The following announcement is an NCSA press release, the original may be found here.

The Global Environment for Network Innovations (GENI), funded by the National Science Foundation, is now benefitting from identity management capabilities provided by NCSA. Specifically, GENI is using NCSA's federated identity provider to enable access for researchers whose home organization does not operate its own federated identity provider.

GENI provides a virtual laboratory for networking and distributed systems research and education. GENI provides a unique, free-to-use combination of computing and network resources, including the ability to program the network. Experimenters log in to the GENI Portal to gain access to the testbed and manage projects, access tools, and reserve resources. GENI requires authentication for testbed access to ensure that experimenters do not disrupt each other's work and to allocate testbed resources efficiently across multiple experiments.

GENI uses federated authentication so that experimenters can access GENI using their home organization identities, without needing to create a separate GENI password. Using organizational identities also makes it easier for experimenters to invite each other into project groups. The InCommon federation connects GENI to over 450 identity providers in the United States.
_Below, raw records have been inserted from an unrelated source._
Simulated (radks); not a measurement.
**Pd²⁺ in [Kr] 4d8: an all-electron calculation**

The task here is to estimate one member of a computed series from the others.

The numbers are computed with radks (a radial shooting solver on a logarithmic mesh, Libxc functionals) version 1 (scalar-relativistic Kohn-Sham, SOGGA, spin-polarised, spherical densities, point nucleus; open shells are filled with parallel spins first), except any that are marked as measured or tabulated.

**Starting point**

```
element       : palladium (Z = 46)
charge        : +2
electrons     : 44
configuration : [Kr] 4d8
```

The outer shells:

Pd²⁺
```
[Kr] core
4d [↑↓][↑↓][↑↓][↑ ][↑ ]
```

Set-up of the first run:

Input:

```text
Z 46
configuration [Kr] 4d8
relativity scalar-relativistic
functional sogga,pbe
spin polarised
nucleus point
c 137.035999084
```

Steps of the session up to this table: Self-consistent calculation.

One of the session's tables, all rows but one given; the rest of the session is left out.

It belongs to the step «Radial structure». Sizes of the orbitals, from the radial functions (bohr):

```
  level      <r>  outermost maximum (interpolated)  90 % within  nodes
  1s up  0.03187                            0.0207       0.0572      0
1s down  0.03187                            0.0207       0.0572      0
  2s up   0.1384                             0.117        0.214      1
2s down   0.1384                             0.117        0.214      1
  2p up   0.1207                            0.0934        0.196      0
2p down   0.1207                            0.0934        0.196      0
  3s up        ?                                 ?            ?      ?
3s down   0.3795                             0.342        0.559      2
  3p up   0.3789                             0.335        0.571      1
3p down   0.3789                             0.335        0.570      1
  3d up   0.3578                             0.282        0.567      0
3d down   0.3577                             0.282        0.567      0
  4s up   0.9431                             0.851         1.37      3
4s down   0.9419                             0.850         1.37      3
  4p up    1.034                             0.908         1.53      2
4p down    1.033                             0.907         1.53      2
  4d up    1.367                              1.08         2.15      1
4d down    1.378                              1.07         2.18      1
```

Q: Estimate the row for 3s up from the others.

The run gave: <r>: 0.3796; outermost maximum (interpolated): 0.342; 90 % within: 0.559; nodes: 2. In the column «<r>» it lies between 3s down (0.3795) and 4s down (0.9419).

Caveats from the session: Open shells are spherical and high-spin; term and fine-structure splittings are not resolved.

NCSA added its identity provider to the InCommon federation in July. NCSA's identity provider is relatively unique in that it offers accounts not just to NCSA members but also to the wider scientific research community, as part of NCSA's mission to provide cyberinfrastructure to support the work of scientists, engineers, and scholars at the University of Illinois and across the country. When first visiting the GENI portal, if the experimenter finds that their home organization does not offer a federated identity provider, they can easily request an NCSA account if they don't have one already and then log in to the GENI portal using their NCSA account. InCommon's "Identity Provider of Last Resort" working group documented the need for identity providers like NCSA's that provide accounts to individuals who are not served by existing organizational identity providers.

Jim Basney and Tom Mitchell led the effort to connect the GENI Portal to NCSA's identity provider. Jim is a senior research scientist in NCSA's Cybersecurity division and a former member of the InCommon Technical Advisory Committee. Tom is a senior software engineer for the GENI Project Office at Raytheon BBN Technologies and a current member of the InCommon Technical Advisory Committee.

Jim explained, "NCSA has a 30 year history of providing accounts to a national community of computational scientists. We recently updated NCSA's account management system to support a wider range of scientific cyberinfrastructure, beyond traditional supercomputing accounts. That update made it possible for NCSA to register an 'identity provider of last resort' with InCommon for use by GENI and other science projects."

"Experimenters access GENI using more than 200 federated identity providers, but 30% of GENI experimenters need an 'identity provider of last resort.' Leveraging the NCSA identity provider should make it easier for those unaffiliated users to access GENI and other NSF-funded cyber infrastructure," said Tom. "NCSA's identity provider is a shared resource for NSF projects like GENI, so each project does not need to duplicate the effort of operating its own identity provider in the InCommon federation, and researchers can use a single account across multiple science projects."